The government is being urged to intervene to save the UK’s post office network from potential collapse, with 2,500 post offices at risk of closure.
The National Federation of SubPostmasters (NFSP) said its 8,000 members felt “disenfranchised” and “marginalised” by the main industry stakeholders - the Post Office, the government and Royal Mail - and “relegated to the bottom of the food chain”.
It warned that the network would not be able to survive if the government subsidy was not extended beyond 2021 when it is due to end.
In its submission to the Business, Energy and Industrial Strategy select committee, the NFSP is calling for:
- The government subsidy to the post office network to be guaranteed beyond 2021 and ‘rural proofed’ to protect village branchesl
- Increased remuneration rates to prevent a mass exodus of subpostmastersl
- A wider range of government services to be brought back to post offices to drive footfall and give the public face-to-face access.
- A broader range of banking services to be available at post offices and a national strategy to increase awareness of these services.
- A move to develop financial products to cater for disadvantaged and vulnerable individuals to help prevent financial exclusion
According to a survey of NFSP members, nearly a quarter (22%) of subpostmasters plan on closing or downsizing their post office in the next 12 months, which translates into 2,500 post offices at risk of closure.

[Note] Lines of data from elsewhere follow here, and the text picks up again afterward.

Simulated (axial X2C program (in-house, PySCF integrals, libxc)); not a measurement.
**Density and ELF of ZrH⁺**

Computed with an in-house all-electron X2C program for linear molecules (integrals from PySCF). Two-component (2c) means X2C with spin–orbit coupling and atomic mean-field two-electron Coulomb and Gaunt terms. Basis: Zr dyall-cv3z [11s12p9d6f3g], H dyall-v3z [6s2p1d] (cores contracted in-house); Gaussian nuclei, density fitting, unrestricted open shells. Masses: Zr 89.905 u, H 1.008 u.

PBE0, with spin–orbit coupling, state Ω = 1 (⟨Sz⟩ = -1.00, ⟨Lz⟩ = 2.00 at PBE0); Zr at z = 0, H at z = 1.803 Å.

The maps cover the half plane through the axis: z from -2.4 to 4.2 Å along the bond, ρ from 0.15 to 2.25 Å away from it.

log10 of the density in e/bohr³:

In a statement, the NFSP said: “The viability of sub post offices and the morale of subpostmasters has been eroded to the extent that the network’s resilience is extremely limited. We believe a tipping point has been passed and the consequences of this are now being realised.
“Subpostmasters are resigning in high numbers because it is increasingly difficult to make a decent living. The closure of 2,500 post offices in a year would be a catastrophic loss to communities across the UK.”
The NFSP chief executive Calum Greenhow will be questioned by MPs about the future of the post office network during an evidence session on 21 May.